Restoring Pivotal Cloud Foundry Manually from Backup

Page last updated:

Important: If you used BOSH Backup and Restore (BBR) to back up Pivotal Cloud Foundry (PCF), you must use BBR to restore. See the restore instructions here.

This topic describes the procedure for manually restoring your Pivotal Cloud Foundry (PCF) deployment from a backup. To create a backup, see the Backing Up Pivotal Cloud Foundry topic.

Note: You can also use the CF Ops automation utility to perform a restore of your PCF backups. See the CF Ops User Guide for more information.

To restore a deployment, you must import installation settings, temporarily stop the Cloud Controller, restore the state of each critical backend component from its backup file, and restart the Cloud Controller.

To perform these steps, you need the BOSH manifest to locate your critical backend components. BOSH manifests are automatically downloaded to the Ops Manager virtual machine. However, if you are using a separate jumpbox, you must manually download the BOSH deployment manifest.

Note: The procedure described in this topic restores a running PCF deployment to the state captured by backup files. This procedure does not deploy PCF. See the Installing PCF Guide for information.

Import Installation Settings

Note: Pivotal recommends that you export your installation settings before importing from a backup. See the Export Installation Settings section of the Backing Up Pivotal Cloud Foundry topic for more information.

Import installation settings imports the settings and assets of an existing PCF installation. Importing an installation overwrites any existing installation. You must provision a new Ops Manager to import settings.

Follow the steps below to import installation settings.

  1. Select and follow the instruction below for your IaaS to deploy the new Ops Manager VM.

  2. When redirected to the Welcome to Ops Manager page, select Import Existing Installation.

    Welcome

  3. In the import panel, perform the following tasks:

    • Enter your Decryption Passphrase.
    • Click Choose File and browse to the installation zip file that you exported in the Export Installation Settings section of this topic.

    Decryption passphrase

  4. Click Import.

    Note: Some browsers do not provide feedback on the status of the import process, and may appear to hang.

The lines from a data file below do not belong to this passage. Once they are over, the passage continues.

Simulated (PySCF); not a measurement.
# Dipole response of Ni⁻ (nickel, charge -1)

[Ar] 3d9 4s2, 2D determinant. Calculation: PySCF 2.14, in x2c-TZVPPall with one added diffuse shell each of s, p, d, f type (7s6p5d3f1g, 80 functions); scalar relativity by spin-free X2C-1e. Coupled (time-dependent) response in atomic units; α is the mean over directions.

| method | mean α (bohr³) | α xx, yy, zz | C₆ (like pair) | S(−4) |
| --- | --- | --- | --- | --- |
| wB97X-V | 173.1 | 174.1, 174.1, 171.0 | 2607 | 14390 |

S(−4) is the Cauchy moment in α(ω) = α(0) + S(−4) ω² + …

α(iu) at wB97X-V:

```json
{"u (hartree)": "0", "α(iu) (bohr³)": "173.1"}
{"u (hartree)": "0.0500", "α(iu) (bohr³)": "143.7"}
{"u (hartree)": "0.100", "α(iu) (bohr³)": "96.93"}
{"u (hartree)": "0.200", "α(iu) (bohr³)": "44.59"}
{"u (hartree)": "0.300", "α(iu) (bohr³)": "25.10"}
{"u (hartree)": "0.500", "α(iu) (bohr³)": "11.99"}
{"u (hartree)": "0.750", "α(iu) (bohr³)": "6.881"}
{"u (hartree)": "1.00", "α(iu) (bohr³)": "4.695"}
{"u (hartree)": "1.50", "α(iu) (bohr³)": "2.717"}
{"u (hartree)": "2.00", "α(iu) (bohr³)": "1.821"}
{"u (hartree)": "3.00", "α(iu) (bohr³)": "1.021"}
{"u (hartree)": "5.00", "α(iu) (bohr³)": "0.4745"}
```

  5. A “Successfully imported installation” message appears upon completion.

    Success

  6. Click Apply Changes to redeploy.

Restore BOSH Using Ops Manager

Follow the steps below to restore BOSH using Ops Manager.

  1. From the Product Installation Dashboard, click the Ops Manager Director tile.

  2. Make a change to your configuration to trigger a new deployment. For example, you can adjust the number of NTP servers in your deployment. Choose a change in configuration that suits your specific deployment.

  3. Follow the instructions in the SSH into Ops Manager topic. The following example assumes an Amazon Web Services deployment:

    $ ssh -i ops_mgr.pem ubuntu@OPS-MGR-IP
    

  4. Delete the bosh-deployments.yml file. Deleting the bosh-deployments.yml file causes Ops Manager to treat the deploy as a new deployment, recreating missing Virtual Machines (VMs), including BOSH. The new deployment ignores existing VMs such as your Pivotal Cloud Foundry deployment.

    $ sudo rm /var/tempest/workspaces/default/deployments/bosh-deployments.yml
    

  5. Rename, move, or delete the bosh-state.json file. Removing this file causes Ops Manager to treat the deploy as a new deployment, recreating missing VMs, including BOSH. The new deployment ignores existing VMs such as your Pivotal Cloud Foundry deployment.

    $ cd /var/tempest/workspaces/default/deployments/
    $ sudo mv bosh-state.json bosh-state.json.old
    

  6. Return to the Product Installation Dashboard and click Apply Changes.

Target the BOSH Director

  1. Install Ruby and the BOSH CLI Ruby gem on a machine outside of your PCF deployment.

  2. From the Installation Dashboard in Ops Manager, select Ops Manager Director > Status and record the IP address listed for the Director. You access the BOSH Director using this IP address.

  3. Click Credentials and record the Director credentials.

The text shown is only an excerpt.